If you've been a regular listener over the years you know that I get a little wonkish on the first Friday of each month. That's the day we get the monthly jobs report. I consider this to be one of the most important economic reports and so I spend a little extra time covering it. Stick around, and we'll make you an expert.

Today, the Labor Department reports there were 165,000 net jobs added to the economy in April. The unemployment rate dropped to 7.5%, down from 7.6% in March; that's the lowest level since December 2008. The number of jobs added beat estimates of a gain of 135,000 to around 155,000. The number of new jobs created in March was revised up to 138,000 from 88,000, while February’s figure was revised up to 332,000 from 268,000. With the revision, the 332,000 jobs gained in February was the biggest monthly gain in jobs since November 2005. So, the economy created 114,000 additional jobs in March and February than initially estimated. The average for the past three months is about 211,000 jobs. It is widely estimated that the economy needs to add 250,000 over an extended period of time in order to see the unemployment rate drop below 6%.
The number of people employed part-time for economic reasons, involuntary part-time workers, increased by 278,000 too 7.9 million, offestting a decrease in March. These are people working part-time because their hours have been cut back of they couldn't find full-time work.

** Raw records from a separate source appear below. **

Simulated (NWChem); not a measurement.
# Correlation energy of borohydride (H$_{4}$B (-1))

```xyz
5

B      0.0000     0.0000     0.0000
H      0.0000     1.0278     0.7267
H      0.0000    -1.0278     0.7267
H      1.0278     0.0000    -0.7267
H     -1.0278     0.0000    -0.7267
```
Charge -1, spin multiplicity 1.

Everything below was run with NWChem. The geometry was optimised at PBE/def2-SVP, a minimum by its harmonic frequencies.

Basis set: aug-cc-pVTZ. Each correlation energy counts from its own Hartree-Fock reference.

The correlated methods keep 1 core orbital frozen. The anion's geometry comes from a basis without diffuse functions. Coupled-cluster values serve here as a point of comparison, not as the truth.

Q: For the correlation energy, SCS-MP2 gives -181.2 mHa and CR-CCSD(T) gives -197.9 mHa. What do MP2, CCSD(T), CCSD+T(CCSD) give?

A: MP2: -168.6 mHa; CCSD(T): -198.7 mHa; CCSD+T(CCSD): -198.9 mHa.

The number of part time workers increased in April to 7.92 million from 7.64 million in March. Nearly one in five new workers hired in April took jobs as temps, indicating companies are reluctant to add permanent employees.
These workers are included in the alternate measure of labor underutilization,U-6, that increased slightly to 13.9% in April.

According to the BLS, there are 4.35 million workers who have been unemployed for more than 26 weeks and still want a job. This was down from 4.61 million in March. This is trending down, but is still very high.  This is the fewest long term unemployed since June 2009. The longer those people stay out of work the more their skills erode, making them less attractive to employers.
One issue worth emphasizing from this and past reports is that there is zero evidence that the prolonged period of high unemployment is due to a lack of skills of the workforce. This is known because there are no major areas of the economy in which we see the standard signs of a shortage of skilled workers: rising wages, increasing hours, and large numbers of vacancies. However at an even more basic level, the rise in unemployment rates has been roughly proportionate across education levels.
In fact, the unemployment rate has gone up slightly more for college grads relative to its pre-recession level than for people without high school degrees.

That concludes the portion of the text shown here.